Linked Server Performance and options

https://stackoverflow.com/questions/132305

02-07-2019
|

Question

At work we have two servers, one is running an application a lot of people use which has an SQL Server 2000 back end. I have been free to query this for a long time but can't add anything to it such as stored procedures or extra tables.

This has lead to us having a second SQL Server linked to the first one and me building up a library of stored procedures that query data from both sides using linked server. Some of these queries are taking longer than what I would like.

Can someone point me to some good articles about using linked servers? I am particularly interested in finding out what data is being transferred between the two as usually the majority of the sql statement could be performed remotely but I have the feeling it may be transferring the full tables, it is usually just a join to a small final table locally.

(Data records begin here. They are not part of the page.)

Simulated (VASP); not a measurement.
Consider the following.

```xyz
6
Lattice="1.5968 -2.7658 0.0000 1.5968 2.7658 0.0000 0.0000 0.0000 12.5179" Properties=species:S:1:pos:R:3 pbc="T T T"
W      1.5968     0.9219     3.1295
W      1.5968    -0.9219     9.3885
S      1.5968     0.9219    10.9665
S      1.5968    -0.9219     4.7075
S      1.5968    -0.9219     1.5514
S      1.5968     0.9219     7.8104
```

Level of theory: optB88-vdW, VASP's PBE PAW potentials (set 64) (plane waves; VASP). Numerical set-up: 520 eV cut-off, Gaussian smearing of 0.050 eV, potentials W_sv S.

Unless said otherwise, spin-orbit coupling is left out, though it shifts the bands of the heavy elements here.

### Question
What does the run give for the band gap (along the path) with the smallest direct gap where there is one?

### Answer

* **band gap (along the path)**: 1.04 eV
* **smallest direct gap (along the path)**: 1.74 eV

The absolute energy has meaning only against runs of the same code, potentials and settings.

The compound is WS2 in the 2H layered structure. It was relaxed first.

Also what do the linked server options do I currently have:

Collation Compatible True
Data Access True
Rpc True
Rpc Out True
Use Remote Collation False
Collation Name (Blank)
Connection Timeout 0
Query Timeout 0

EDIT:

Just thought I would update this post I used openqueries with dynamic parameters for a while to boost performance, thanks for the tip. However doing this can make queries more messy as you end up dealing with strings. finally this summer we upgraded SQL Server to 2008 and implemented live data mirroring. To be honest the open queries were approaching the speed of local queries for my tasks but the mirroring has certainly made the sql easier to deal with.

Solution

I would advise dynamic openqueries in a cursor loop instead of linked joins. This is the only way i've been able to replicate MS Access' linked join performance (at least for single remote tables)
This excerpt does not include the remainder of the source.